It’s a little late but I still wanted to do my October Wrap Up and November TBR, both of which I decided to combine because I didn’t feel I really had enough content for two separate posts. I didn’t read much in October and I don’t expect November to be much better because of NaNoWriMo.

I’m pretty happy at this point that I’m right on track with my Goodreads Reading Challenge, even if it’s only because I lucked out in starting a new trilogy with such short books that I could burn through them really quickly.

October ’17 Wrap Up

  1. Uprooted by Naomi Novik – Reviewed!
  2. White Cat by Holly Black
  3. Red Glove by Holly Black (didn’t finish until November 6th)

I loved what I read in October! I had suspected I would really like Uprooted, but it was still a lovely surprise of a read. It was nothing like I had expected and a refreshing standalone fantasy novel. There were some cliches that irked me, but overall I think the author managed to challenge them enough to satisfy me. The main thing I appreciate from a writer’s standpoint is how a book with magic can still have beautiful moments that illuminate human nature. I really hope to do that will the stories I write.

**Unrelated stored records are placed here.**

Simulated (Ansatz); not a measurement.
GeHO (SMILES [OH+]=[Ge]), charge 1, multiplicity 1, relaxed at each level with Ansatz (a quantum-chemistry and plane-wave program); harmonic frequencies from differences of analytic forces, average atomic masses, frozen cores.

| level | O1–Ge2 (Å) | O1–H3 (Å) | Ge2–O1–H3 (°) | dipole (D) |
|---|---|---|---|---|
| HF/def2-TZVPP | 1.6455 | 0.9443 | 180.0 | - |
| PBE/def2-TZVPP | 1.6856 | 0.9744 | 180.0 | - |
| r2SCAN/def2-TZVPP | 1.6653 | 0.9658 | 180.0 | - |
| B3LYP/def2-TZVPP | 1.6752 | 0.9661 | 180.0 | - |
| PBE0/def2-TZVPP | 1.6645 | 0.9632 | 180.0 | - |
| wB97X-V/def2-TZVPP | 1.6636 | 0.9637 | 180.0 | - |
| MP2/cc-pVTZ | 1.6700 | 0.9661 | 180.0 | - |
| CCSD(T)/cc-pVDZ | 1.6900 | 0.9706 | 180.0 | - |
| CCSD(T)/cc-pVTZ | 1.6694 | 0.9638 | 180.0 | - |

White Cat I started because I watched an interview with Leigh Bardugo and at 46:20 she recommends reading the Curse Workers trilogy by Holly Black if you’re a fan of Six of Crows. I was going to write a book review for it, but I started the sequel Red Glove immediately and then NaNoWriMo started and it just didn’t happen, which I’m super bummed about. I may read them again and try to do a series review or something because I think these books are a little underhyped.

I’ve never read anything by Holly Black before (other than her co-written middle grade fantasy The Iron Trial, which I felt was really derivative of Harry Potter). I feel like the Curse Workers trilogy is something I would’ve really loved in middle school when I was an avid reader. But I still enjoyed them a lot reading them now.

The books are set in an alternative universe U.S. on the east coast where the magical mafia is a thing! Workers are people who are born with one of seven abilities: physical, memories, luck, emotions, dreams, death, and transformation. People wear gloves because everyone fears being worked upon. In the backdrop of the stories, the government is trying to pass legislation that makes testing mandatory so that workers are identified.

I love the protagonist Cassel. He’s adorable and reading from his perspective is refreshing for me personally for two reasons. One, because I feel like I’ve been reading a lot of novels with female protagonists. I hadn’t noticed until I read this book and am hearing him talk about his girlfriends and realize just how subtly different it is to be a boy than a girl. The second reason is just because I don’t read a lot of books set during high school anymore, so the background concerns about staying out of trouble in school and worrying about homework and grades took me back.

November ’17 TBR

As I’ve mentioned loads in the past week, I’m participating in NaNoWriMo so I don’t think I’ll be reading too much, but given that it is the end of the year already somehow I want to stay on track! So I’m still planning on reading at least three books: one novel, an anthology, and a non-fiction book.

Books I Want to Read

  1. Black Heart by Holly Black
  2. The Language of Thorns by Leigh Bardugo
  3. A Nervous Splendor: Vienna 1888-1889 by Frederic Morton

I’ve already read Black Heart, because I totally procrastinated on this post. It was a satisfying conclusion to a too short series. I’m honestly distraught that I won’t have these books to look forward to at night and when I want to procrastinate on writing.

Next up is The Language of Thorns, which I pre-ordered ahead of its September release this year. I think an anthology is a smart choice for NaNoWriMo, because I won’t need to binge it all in one go; I can read a story here and there and not feel like I’m spending too much time away from my own story.

I may also be able to read A Nervous Splendor at the same time. This novel is one I bought for my German Lit. class last fall and it’s somewhat inspiring the world and some events in my novel so I figure it’s a good time to finally read it and hope it positively influencing my worldbuilding.

End Note

Sorry this post is coming so late, but writing and reading have taken up a majority of time of late. I’ve also been working on job application and will soon start grad school application. I plan to release a NaNoWriMo writing update very soon (maybe even tonight), so stay tuned for that! I don’t have many words yet but I have gotten a lot done.

Thank you for reading!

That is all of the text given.